Thursday, August 27, 2009

Eden in an Electrolux Box





Like many others, I was doubtful that the curators of Palais de Tokyo, one of Paris' ingenious modern art museums, would ever be able to fill the void per the June displacement of beloved Hotel Everland.
 
Leave it to marketing wizardry...
Sponsored by Electrolux, conceived by installation artist, Laurent Grasso, constructed by architect, Pascal Grasso, and manned by champion chef, Gilles Stassart, call it a hole in one, a pie in the sky if you will... literally.

Nomiya, named after the typique, micro-restaurants of Japan, sits high in the Parisian sky, up on the rooftop of Palais de Tokyo, offering a phenomenal view of an indisputably resplendent metropolitan. Kerplunk.

View aside, une belle experience vous attend...a beautiful, 3 to 4 hour experience at that.
A dazzling demi-sec champagne awaited the arriving guests. Lots of it. As does an adorably sassy maitre de whom chats up his 12 guests and later bestows porcelain spoonfuls of fabulousness upon his intermingling audience.
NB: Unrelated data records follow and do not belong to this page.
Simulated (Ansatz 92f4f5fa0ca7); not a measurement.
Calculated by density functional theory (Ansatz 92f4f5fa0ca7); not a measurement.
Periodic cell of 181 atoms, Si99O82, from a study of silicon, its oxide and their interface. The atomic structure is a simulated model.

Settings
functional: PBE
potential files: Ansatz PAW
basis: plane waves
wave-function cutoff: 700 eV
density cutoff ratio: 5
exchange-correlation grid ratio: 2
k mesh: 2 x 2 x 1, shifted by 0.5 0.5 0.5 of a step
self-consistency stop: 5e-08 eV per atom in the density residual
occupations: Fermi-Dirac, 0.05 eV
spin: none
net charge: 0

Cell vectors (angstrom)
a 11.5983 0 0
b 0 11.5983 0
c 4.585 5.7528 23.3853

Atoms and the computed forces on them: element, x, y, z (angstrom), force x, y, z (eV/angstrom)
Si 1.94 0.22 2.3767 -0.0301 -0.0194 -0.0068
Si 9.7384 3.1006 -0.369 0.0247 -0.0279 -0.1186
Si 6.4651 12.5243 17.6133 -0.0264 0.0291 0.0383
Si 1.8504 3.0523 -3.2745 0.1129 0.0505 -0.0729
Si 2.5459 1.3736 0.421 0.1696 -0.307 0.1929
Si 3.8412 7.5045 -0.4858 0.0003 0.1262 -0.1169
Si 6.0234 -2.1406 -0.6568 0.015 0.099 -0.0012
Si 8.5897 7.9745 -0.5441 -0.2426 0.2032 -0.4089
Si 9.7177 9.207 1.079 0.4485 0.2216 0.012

The aforementioned amuse bouche x 2 : First, diced kiwi in a wasabi glaze, topped by green fish roe, indeed a masterly blend of salt and sweet. Then, a delicate cube of creamy fois gras sitting upon a shaved wedge of a deep purple fig. I got a tad too excited about this one and potentially embarrassed myself before fellow guests. And alas, curse myself for not snapping a shot! It was difficult to maneuver with a handbag, champagne flute and overbearing tummy all working against me. 

Roughly 2 glasses and an hour's worth of good conversation later, the guests were seated around the sleek, white, rectangular table, Stassart all the white appearing entirely peaceful beside his lustrous, stainless steal laboratory. Correct: A one man show, concocted on the spot, served to 12 eager gastro fanatics, 2 with specific dietary needs which were well-minded. Be this perhaps normal to a New Yorker, I assure that is an extreme rarity in le France.

And then it arrived. The most polished plating that I've ever personally witnessed in the land of sardines. A rainbow of beet root and radish carpaccio laid along the equator of the rectangular plate, just beneath the two, finely sliced morsels of sardines, the entire medley drizzled in a wonderfully pungent olive oil. And nestled as a centerpiece, a petit dune of an airy, spice-infused mousse d'aubergine (eggplant) laid beneath a bouquet of bean sprout, adding just the needed crunch. Publics often balk at the thought of sardine swarms but this was nothing of the sort. The fish was wonderfully flaky and had a very delicately salted flavor, not in the least bit intimidating. 

The main course was delicious as well, though perhaps slightly less successful. Thin carves of a gorgeous, slightly pink lamb, crusted with breadcrumbs and shaved, sun dried tomato, all strewn atop creamed polenta, fragments of sun dried tomato and nectarous buttons of caramelized apricot. The polenta won me: beautifully buttered and creamed but still preserving an excellently grainy texture. As for the lamb, while I agree that it was a fine cut, I just didn't think that there was enough punch in the flavor to hold its own against the polenta, which instead merited a braised skirt steak or something of the sort. I was tempted to ask for salt but refrained, seeing as how I'd already once been modestly chastised for trading in my overly-acidic glass of white for an earthy and delicious red. Oh well.

And dessert: an adorable rondure of panna cotta, garnished with caramelized dices of nectarine and, interestingly enough, fabulously paired with doblets of sweetened, red pepper jus.

After espresso and a last lick of a licorice mashmellow, ever was there a happier dozen?

Joanna Hill, thank you thank you thank you for this unforgettable farewell lunch.